The deeper you dig, the more telling the decline. The league’s middle-class has regressed: The sixth highest-ranked passer this season would have been 16th a season ago. And since Week 9, by which point a whole bunch of teams had hit their all-important bye week and been given the opportunity to tweak their offense, the most effective quarterback in football has been … Taylor Heinicke. And by some distance:
There are caveats in those figures – different strength of schedules and Murray’s injury to name but two – but the numbers illustrate the overall point: Quarterbacks have struggled in 2021.
Some of this is an elemental part of the sport, the seesawing nature of offense v defense. Nothing in football is new. Whoever is on the other side of the ball finds a counter. The new idea becomes an old idea. A new one takes hold.
For the past five years, smart teams have taken tried-and-trusted concepts that work at the pro-level and paired them with new ideas that emanated out of college football’s enlightenment period. The age of pace-and-space came to the pros and the league hasn’t looked back since. Pair savvy structures with the most dynamic players to ever play the most important position, and you get something approaching football nirvana.
The Chiefs and Packers torched fools with such structures. While over in Buffalo, San Francisco and Tennessee, quarterbacks that had spotty starts to their careers were suddenly elevated into MVP candidates or at least hit the Quarterback You Can Win With ceiling. The middle strand of quarterback talent was lifted to new heights; the best went places few could have conceived as recently as the 2010s.
This season, defenses have fought back. Teams have shifted en masse to two-deep safety coverages, keeping as many men back as possible for as long as possible. The strategy is intended to cut off deep shots down the field. By doing so, they’re daring pass-heavy teams that are built to play through their quarterback to run the ball or to drive down the field in small chunks rather than go for huge gains through the air. Offenses are left with a tricky choice: To remove the ball from the quarterback’s hand altogether or to ask a batch of off-script freelancers to perform perfectly in 15 play increments.
Defenses want opponents to take 10-20 plays per possession, hoping they’ll turn the ball over or make a mistake before they’re able to score. Are Mahomes and Rodgers willing to take easy, short passes rather than hang around for something to develop down the field? Will Justin Herbert or Joe Burrow get antsy, wanting to indulge their bombs away side? That’s the gamble defenses have made.

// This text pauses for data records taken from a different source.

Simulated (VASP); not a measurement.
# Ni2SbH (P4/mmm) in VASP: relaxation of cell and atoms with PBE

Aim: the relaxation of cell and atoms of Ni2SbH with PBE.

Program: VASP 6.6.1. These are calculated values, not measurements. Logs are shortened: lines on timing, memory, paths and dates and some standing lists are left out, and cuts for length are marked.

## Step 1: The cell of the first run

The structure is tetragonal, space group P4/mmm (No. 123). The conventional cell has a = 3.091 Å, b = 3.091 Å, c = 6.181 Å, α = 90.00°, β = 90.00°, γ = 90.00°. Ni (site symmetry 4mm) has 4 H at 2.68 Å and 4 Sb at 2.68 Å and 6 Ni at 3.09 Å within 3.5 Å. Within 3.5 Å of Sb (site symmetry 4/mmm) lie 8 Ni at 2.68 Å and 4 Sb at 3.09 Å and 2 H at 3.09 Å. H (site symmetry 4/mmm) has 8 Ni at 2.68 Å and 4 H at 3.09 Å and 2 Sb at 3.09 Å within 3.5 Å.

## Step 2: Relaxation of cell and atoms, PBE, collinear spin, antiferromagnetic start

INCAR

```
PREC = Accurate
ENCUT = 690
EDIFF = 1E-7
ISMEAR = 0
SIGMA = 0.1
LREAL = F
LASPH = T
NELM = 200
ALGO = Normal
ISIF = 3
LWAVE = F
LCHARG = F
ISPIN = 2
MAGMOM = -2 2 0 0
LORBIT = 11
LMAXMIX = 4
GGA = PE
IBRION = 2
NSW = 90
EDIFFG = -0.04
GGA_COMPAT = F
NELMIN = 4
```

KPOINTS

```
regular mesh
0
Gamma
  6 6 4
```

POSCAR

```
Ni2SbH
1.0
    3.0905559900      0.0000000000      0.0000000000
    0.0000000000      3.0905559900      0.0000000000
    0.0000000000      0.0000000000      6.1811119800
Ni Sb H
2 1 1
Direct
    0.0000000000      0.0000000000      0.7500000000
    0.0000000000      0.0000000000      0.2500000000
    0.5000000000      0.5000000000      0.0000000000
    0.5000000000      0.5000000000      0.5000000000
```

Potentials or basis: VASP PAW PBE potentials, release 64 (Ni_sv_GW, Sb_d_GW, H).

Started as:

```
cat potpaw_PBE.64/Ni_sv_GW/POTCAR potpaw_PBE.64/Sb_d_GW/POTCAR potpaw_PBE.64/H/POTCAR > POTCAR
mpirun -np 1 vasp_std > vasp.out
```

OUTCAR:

It’s a more conservative style, but it has worked. Some of the league’s most prolific scoring machines have become stuck in the mud. The only answer: To run the ball more, something that is anathema to some of the game’s most forward-thinking offensive minds and that requires a perfect 11-man ballet to execute rather than the individual brilliance of the quarterback.
Offenses shifting to a more run-focused plan is in and of itself a win for a great majority of the league’s defenses. There’s a reason that in a season that calls for defensive ingenuity, quarterback efficiency, and run-game diversity that Bill Belichick and the Patriots find themselves at the top of the AFC.
To win this year’s title a team will have to run the ball well enough to force defenses out of their two-deep shells, creeping an extra defender up to the line of scrimmage to stop the run. The league’s most effective offenses are already adapting. No prizes for guessing that the Cardinals, Patriots, and Packers, three Super Bowl favorites, rank in the top-six in run-game EPA per play so far this season. The Bucs, the defending champions, sit in 10th.
Last year’s Bucs were as well-rounded a champion as the league has produced. Offense, defense, special teams … you name it, they did it at a high level. It’s why bringing back everyone from that year’s group was so essential.
It’s going to take a similarly well-built team to rip through the playoffs this go around. There will be no hiding place for a team elevated purely by the brilliance of the most important player on the field.
The natural cycle of the NFL has swung back in favor of the defense, evening out the playing field. Now, it’s time for the sport’s top offensive minds to find counters to the counters. And the best answer might just be the oldest of them all: Line-up the big guys and run the ball.